The Grey Wolf (2024)
By Louise Penny
Minotaur Books, 414 pages.
★★★
Is the Armand Gamache franchise running on fumes? The Grey Wolf, the much-anticipated 19th book of Three Pines series, shows that author Louise Penny still has tricks up her sleeve. Nonetheless, there’s plenty of recycling – especially from books six (Bury Your Dead), eight (The Beautiful Mystery), and nine (How the Light Gets In).

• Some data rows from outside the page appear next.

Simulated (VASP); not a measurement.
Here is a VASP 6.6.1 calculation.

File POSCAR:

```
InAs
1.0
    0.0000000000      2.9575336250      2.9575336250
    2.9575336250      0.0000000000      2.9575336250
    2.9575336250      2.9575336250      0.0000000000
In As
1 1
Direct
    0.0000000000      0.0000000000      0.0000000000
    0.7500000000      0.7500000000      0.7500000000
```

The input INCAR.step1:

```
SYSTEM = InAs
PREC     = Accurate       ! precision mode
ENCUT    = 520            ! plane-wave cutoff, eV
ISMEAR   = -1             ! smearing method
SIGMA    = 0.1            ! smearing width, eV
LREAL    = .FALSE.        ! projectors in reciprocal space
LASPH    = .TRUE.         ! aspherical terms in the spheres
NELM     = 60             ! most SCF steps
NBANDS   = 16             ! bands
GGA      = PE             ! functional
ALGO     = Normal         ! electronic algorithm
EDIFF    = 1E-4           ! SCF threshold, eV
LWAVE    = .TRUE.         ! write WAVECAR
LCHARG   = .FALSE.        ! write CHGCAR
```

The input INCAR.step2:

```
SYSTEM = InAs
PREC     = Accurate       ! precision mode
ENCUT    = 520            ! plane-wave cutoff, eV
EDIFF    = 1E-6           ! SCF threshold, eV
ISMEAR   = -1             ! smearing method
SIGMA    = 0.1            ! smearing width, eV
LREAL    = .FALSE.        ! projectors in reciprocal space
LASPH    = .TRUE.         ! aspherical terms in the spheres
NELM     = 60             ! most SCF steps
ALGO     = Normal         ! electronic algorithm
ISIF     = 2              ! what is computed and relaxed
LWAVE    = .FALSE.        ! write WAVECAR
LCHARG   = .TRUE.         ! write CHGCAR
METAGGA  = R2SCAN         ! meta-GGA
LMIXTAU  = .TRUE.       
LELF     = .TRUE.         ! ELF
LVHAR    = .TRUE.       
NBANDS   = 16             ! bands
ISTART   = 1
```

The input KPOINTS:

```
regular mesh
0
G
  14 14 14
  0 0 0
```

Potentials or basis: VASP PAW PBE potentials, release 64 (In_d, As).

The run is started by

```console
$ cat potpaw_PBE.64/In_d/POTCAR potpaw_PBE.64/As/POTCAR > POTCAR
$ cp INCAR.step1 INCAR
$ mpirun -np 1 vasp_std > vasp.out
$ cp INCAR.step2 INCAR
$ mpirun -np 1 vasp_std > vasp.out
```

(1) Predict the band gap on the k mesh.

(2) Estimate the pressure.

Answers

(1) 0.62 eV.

The Grey Wolf begins on a placid Sunday morning when the phone rings, Armand notices the number and ignores it, but when the caller is persistent, he swears into the receiver and hangs up. The central mystery begins curiously. Someone bypasses the alarm and enters Gamache’s Montreal pied-á-terre. All that is taken is a stained jacket, which is promptly sent to his office at the Sûreté du Québec with a list of spices scribbled onto a torn piece of paper in a pocket. Soon, Gamache is sitting in a café facing a nervous young man who has reason to be so.
Gamache, Jean-Guy Beauvoir, and Isabelle Lacoste soon find themselves embroiled in investigating multiple murders that take them from Montreal and Three Pines to Rome, France, Washington DC, and the Gaspé region of northern Québec. A monstrous plot is brewing that could kill hundreds of thousands. The problem is that none of the clues add up, the objective is vague, and Gamache is torn between warning the public–an act that would alert the terrorists–or keeping the lid on in the hope of both preventing a massacre and exposing the conspirators. If only he knew who the terrorists were and when they will strike! High government officials are probably involved, but how high and how to prove it? Who else is involved in the complex plot? The Montreal Mafia? Fanatics? Corporations? Worst of all, Gamache thinks that two of his bêtte-noires are involved: Deputy Prime Minister Marcus Dagenais and his assistant, Jeanne Caron. Dagenais harbors an old grudge. Young Gamache once arrested his daughter for DUI and refused to drop the charges. (Dagenais pulled strings to do that and subsequently made certain Gamache’s son was jailed for drugs.) Caron is both ambitious and corrupt; she and Gamache despise each other.
If you’re not following this, it means you have some reading to do to catch up, a nice way of saying The Grey Wolf is not a stand-alone mystery. Gamache has plenty of suspects for the evil black wolf, but who is the grey wolf he can trust? Aside from his inner team, that’s a short list. The Sûreté is riddled with corruption, despite Gamache’s efforts to cleanse it, and it’s possible some old friends and allies may have turned coats. Solving the threat means ferreting information from two different abbeys, interviewing three different monks and a nun, and tiptoeing around rivalries between the Gilbertines, the Carthusians, and Dominicans, the latter of Inquisition infamy. At one point a warrant is drawn, but how does one serve it in a monastery closed to outsiders and monks who have taken a vow of silence? What in the blazes does a particularly vile liqueur have to do with anything? Where are a victim’s notebooks and laptop that might tell Gamache what is about to happen and where?
As you can tell from my no-spoilers summary, The Grey Wolf has a lot going on. I am tempted to say so much so that the novel is occasionally sloppy.* As the Gamache series has progressed, Penny has opted for thriller formats that replace detective work with pick-a-number intuition. Some readers probably prefer the tension of a rush-to-avoid-Armageddon approach. Yet, it’s hard to ignore that Ms. Penny has drawn from that well before. The ripple effect is that by infusing the novels with globe-trotting plots and visits to halls of power, Penny takes us further away from Three Pines. Characters such as Clara, Myrna, Olivier, Gabri, Ruth, and Reine-Marie are mere cameos in The Grey Wolf. It is Penny’s prerogative to plot her novels as she wishes, but I miss the charm of earlier books in which cleverness solved the mystery more than guns and heart-thumping action.
The bottom line is that I liked The Grey Wolf, but I didn’t love it. I should also note that The Grey Wolf ends with a remark that assures a sequel is in the works.
Rob Weir
* Disclosure: I read an uncorrected advance copy, hence it’s possible some of the wrinkles have been ironed.